Our engineering team is currently hitting an issue with using Avro in our Hive installation and are seeing an exception similar to the following when running a fairly simple query:
java.lang.ClassCastException: java.lang.String cannot be cast to org.apache.avro.util.Utf8
The table definition in Hive is the following:
hive> describe daily_12;
uid string from deserializer
userdatabydataprovider map<string,struct<dataproviderid:int,userid:string,info:map,events:map<string,array<struct<timestamp:bigint,attributes:map>>>,lastaccesstime:bigint>> from deserializer
audiencedata array<struct> from deserializer
And the query having the issue is similar to the following:
select t.uid,t.userdatabydataprovider[‘1′].userid,t.userdatabydataprovider[‘1′].info,t.userdatabydataprovider[‘1′].events,audiencedata from daily_12 t limit 5;
Supposedly, the same code/query works in a different HDP cluster (I need to confirm this) and I’m looking to try and determine if it is a cluster/Hive issue. We are currently running Hive 0.10.0.21 in our cluster while the other cluster is running Hive 0.10.0.22… I’m looking for other significant differences.

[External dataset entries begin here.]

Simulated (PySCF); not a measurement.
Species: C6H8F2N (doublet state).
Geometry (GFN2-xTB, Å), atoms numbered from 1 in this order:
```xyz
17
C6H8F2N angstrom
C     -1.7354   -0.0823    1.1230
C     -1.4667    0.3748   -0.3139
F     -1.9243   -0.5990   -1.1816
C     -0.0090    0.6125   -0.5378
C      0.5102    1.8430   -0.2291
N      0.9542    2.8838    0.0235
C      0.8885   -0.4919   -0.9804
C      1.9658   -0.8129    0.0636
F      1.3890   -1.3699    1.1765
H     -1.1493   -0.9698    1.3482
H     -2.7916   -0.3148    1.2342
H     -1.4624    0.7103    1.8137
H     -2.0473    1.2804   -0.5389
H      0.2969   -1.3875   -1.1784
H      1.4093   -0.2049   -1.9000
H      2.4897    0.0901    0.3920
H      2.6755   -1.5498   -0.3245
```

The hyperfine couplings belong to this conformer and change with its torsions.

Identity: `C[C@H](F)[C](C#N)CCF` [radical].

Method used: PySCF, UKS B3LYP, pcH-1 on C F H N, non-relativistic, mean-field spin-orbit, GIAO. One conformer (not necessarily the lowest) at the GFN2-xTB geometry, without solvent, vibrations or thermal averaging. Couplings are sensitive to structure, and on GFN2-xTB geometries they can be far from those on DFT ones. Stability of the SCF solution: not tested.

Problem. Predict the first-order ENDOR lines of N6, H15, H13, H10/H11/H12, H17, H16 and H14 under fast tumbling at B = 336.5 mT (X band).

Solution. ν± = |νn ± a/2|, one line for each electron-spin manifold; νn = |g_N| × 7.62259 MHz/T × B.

I’m not a true Java/Avro guy (know enough to be dangerous) but what I’ve found thus far is other people have had issues with strings and Avro expecting Utf8. I plan to sit with the engineers to look at the Avro schema(s) being used. I haven’t found anything specific to Hive but have seen some discussions related to Pig where people have hit a similar error using “avro.java.string” instead of “avro.util.Utf8″ for the String property in schema fields.
Any other tips/advice for troubleshooting this issue would be greatly appreciated.